The Spool / Movies
Jackass Forever sends the ball-busting buddies keenly into their twilight years
Johnny Knoxville and the gang may be greyer, but their unquenchable thirst to debase themselves for our enjoyment continues unabated.
Read also: the best live TV streaming services with free trial>

Johnny Knoxville and the gang may be greyer, saggier, and fatter, but their unquenchable thirst to debase themselves for our enjoyment continues unabated.

Filmmaker of the Month: The Jackass Crew
Artwork: Felipe Sobreiro

As the old adage goes, “With age comes wisdom.” But as Johnny Knoxville, Steve-O, and the rest of the Jackass gang have refreshingly proven, sometimes the best way to stay forever young is to just stick close to your childhood buddies and keep doing the same dumb shit to each other over and over again. And since Jackass aired its first episode on MTV in 2000, that’s exactly what they’ve been doing, finding ever more creative ways to kick themselves (and each other) in the balls, sic wild animals and insects on them, and generally flaunting the rules of polite society and personal safety. With Jackass Forever, the fourth anthology movie in the series, Johnny and the rest are a little older, but no more wiser, and we’re all the more thankful for it.

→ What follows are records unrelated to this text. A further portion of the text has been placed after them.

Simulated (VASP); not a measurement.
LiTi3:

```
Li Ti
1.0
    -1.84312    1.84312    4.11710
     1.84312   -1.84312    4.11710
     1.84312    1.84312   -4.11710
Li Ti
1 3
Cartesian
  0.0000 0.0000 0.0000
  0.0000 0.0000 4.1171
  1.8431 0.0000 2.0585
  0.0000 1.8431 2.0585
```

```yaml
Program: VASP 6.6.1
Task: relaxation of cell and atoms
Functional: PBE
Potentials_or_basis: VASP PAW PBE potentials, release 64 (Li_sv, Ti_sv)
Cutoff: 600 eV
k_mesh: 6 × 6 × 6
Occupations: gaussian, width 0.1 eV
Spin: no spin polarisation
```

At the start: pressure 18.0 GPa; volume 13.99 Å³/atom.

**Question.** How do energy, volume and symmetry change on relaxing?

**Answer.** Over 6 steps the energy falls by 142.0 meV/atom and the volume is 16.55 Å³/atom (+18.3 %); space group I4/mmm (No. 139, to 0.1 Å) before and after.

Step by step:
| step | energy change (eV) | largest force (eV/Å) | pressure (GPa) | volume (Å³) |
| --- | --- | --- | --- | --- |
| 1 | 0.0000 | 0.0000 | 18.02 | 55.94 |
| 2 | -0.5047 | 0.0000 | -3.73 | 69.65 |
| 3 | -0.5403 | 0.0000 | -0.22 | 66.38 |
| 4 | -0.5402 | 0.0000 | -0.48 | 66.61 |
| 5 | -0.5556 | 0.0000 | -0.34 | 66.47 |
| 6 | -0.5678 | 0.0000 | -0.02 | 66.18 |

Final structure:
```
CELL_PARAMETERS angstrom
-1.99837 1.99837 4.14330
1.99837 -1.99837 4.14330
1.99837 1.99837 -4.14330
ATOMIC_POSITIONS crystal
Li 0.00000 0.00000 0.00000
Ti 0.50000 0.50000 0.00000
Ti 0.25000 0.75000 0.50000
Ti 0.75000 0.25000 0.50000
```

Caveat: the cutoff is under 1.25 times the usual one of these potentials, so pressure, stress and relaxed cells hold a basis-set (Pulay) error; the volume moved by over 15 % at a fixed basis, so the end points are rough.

Luckily, Jeff Tremaine‘s fourth film is hardly ignorant of the fact that everyone’s a little bit older and grayer; depending on the date of the shoot, Knoxville’s hair is either a shock of grey or dyed black (“You didn’t film my bald spot, did you?” he jokes to the cameraman at one point, before turning to put it on full display). Steve-O flashes his new pearly whites and his more weathered, but clean look (good for him, by the way); Preston Lacy heaves with the fatigue that comes with age. But while their bodies are starting to fail them, their mindsets are trapped in perpetual adolescence, cackling with glee at each new prank they pull on one another. And of course, the gang’s not all here anymore; Ryan Dunn tragically died in a drunk driving incident in 2011, and Bam Margera is conspicuously missing (all signs point to a falling-out).

Jackass Forever (Paramount Pictures)
Chris Pontius, Eric André, Rachel Wolfson, and Eric Manaka in jackass forever from Paramount Pictures and MTV Entertainment Studios.

But to fill the gaps in their coterie, and to not-so-transparently pass the torch to a new generation, we’re introduced to a new set of Jackasses in the now-ubiquitous gonzo opening sequence — in which a scale-model city and its denizens are terrorized by a lizard-like monster consisting of Chris Pontius’ cock and balls, painted green and puppeteered by co-creator/producer Spike Jonze. They’re a fine bunch, though some get more spotlight than others: Zach Holmes’ obesity is played as a sick joke that he nonetheless leans into, and one new guy (nicknamed “Poopies”) seems destined to be the group’s new punching bag, which is saying something considering they’re all each other’s punching bags.

Contrast that with the women and Black members of the crew, including the absolutely fearless Rachel Wolfson and the severely underused Eric Manaka, though, and it feels like the gang still hasn’t quite figured out how to break its white-boys-only club. (The exception, of course, is Jasper Dolphin, who has a grand old time roping his dad, a no-nonsense ex-con named “Dark Shark,” into the crew’s exploits.)

And what exploits they are, Tremaine hardly letting his foot off the gas as old and new gang members hurt and humiliate themselves for our (and each other’s) enjoyment. As these things go, the batting average is pretty on par with other Jackass films. There are a few gags that absolutely kill, some that elicit decent chuckles, and others that just feel disappointing. The latter feeling largely applies to the reprises, like an aquatic redux of the giant spring-loaded Hand Slap faceoff between Steve-O and Machine Gun Kelly, the latter a bit too self-serious to really gel with the others. We also get another Bad Grandpa reprise with Knoxville’s elderly Irving Zisman, but it’s a bit anticlimactic.

The reprise that works best, though, is Danger Ehren’s reprise of the “cup test” from the first early days of Jackass, in which our resident mohawk-haver sees his junk just obliterated first by a heavyweight champion boxer, then a women’s softball champ, leading all the way up to slamming his dick with the business end a pogo stick. In Tremaine’s super-slo-mo camera, you can see the moment that Ehren sees the face of God. (I’m almost positive half the things that happen to genitalia in this movie are outlawed by the Geneva Convention.)

Jackass Forever (Paramount Pictures)
Wee Man in jackass forever from Paramount Pictures and MTV Entertainment Studios.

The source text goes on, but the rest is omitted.